One of the risks Snap's (SNAP 27.63%) management lists in its annual report filed with the Securities and Exchange Commission (SEC) is the risk that it will never turn a profit: "We have incurred operating losses in the past, expect to incur operating losses in the future, and may never achieve or maintain profitability."

It's not uncommon for unprofitable companies to list that as a risk in their SEC filings. Twitter (TWTR) had a similar risk statement in its IPO registration and it finally managed to turn a profit last year. Facebook (META 0.43%) used wording in its registration filings that it would prioritize long-term growth over profitability. So, Snap has good company when it comes to the risk of never turning a profit.

CEO Evan Spiegel has even reportedly given his team the goal of reaching profitability this year. And upper management went on a spree of layoffs starting late last year to try to cut costs. But those moves aren't going to be enough to cover some of the core issues preventing Snap from reaching profitability. 

Snap Inc. printed in black on a yellow background.

Image source: Snap.

Where are all the users?

Since going public, Snap has disappointed investors with Snapchat's user growth. Its struggles throughout last year were blamed on the growth of Instagram Stories, a feature taken directly from Snapchat. Facebook quickly copied the feature across its family of apps, and it recently announced that WhatsApp Status crossed 450 million daily users, well over twice as many daily actives as Snapchat.

But Snap's recent struggles are of its own making. After receiving negative feedback on a Snapchat redesign in December and January, Snap's management decided to focus on the good parts and roll out the new app to all of its users. It didn't go so well, and Snap actually saw its active user count drop in March following the full rollout. Management has since backtracked on the redesign, tweaking it in an effort to keep users engaged.

Unfortunately Snap's struggles to attract new users like it once did are translating into much slower-than-anticipated revenue growth. While analysts originally expected Snap to generate over $1 billion in revenue last year, that number came down every time Snap reported disappointing user and revenue numbers. Despite a better-than-expected fourth quarter, Snap's revenue came in at just $825 million for the year.

Last year, Snap started transitioning its ad sales to its automated self-serve platform. While the move is necessary in the long term in order to scale and compete with Facebook and Twitter for smaller advertisers, it's been a huge drag on revenue growth.

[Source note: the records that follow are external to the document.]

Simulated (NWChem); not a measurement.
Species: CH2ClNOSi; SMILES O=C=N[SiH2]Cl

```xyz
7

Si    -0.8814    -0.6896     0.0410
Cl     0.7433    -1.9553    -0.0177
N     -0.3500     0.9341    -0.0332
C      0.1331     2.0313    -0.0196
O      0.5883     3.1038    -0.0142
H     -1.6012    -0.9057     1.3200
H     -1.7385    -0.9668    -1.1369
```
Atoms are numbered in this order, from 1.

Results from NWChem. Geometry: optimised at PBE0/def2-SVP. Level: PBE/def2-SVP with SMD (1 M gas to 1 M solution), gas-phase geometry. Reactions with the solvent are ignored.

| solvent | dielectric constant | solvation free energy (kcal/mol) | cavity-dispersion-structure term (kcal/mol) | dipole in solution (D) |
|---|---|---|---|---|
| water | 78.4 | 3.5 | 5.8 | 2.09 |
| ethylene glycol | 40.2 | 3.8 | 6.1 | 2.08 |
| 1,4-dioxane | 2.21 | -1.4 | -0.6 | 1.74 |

Snap has seen its average ad price decline precipitously as many of the ad auctions in the self-serve platform go uncontested. There's simply not enough demand to support the supply of ads in Snapchat, and it's not clear that's going to change anytime soon. Those pricing dynamics could make revenue growth hard to come by in the future. 

A hobbling cost structure

While Snap has posted disappointing top-line growth, its cost structure isn't doing it any favors, either.

Last February, Snap agreed to contracts with Alphabet subsidiary Google and Amazon for cloud hosting services. The agreements will have Snap spend around $525 million on hosting this year between the two providers. Snap is on pace to surpass that amount after spending $139 million on hosting in the first quarter.

These hosting costs are absolutely huge, and they move according to usage because of the contract relationship. A company the size of Snap usually builds its own servers to support its products, allowing it to then benefit from operating leverage of increased usage on a fixed cost. Spiegel, however, sees the flexibility of using Amazon and Google as an advantage over peers, enabling the company to quickly launch new features. It also reduces the need to hire people to maintain servers.

Still, it's hard to see how the company could actually save money at its size and scale. Perhaps new CFO Tim Stone, who was previously the financial chief at Amazon Web Services, could convince Spiegel to move away from its dependency on third parties. But Snap's locked into contracts through 2021, so there's not much that can be done in the short term.

Last quarter, hosting costs accounted for 60% of revenue. There's not much room left after that to turn a profit.

Unless hosting costs come down or Snap ad prices turn around, the company is going to struggle to post a profit any time soon.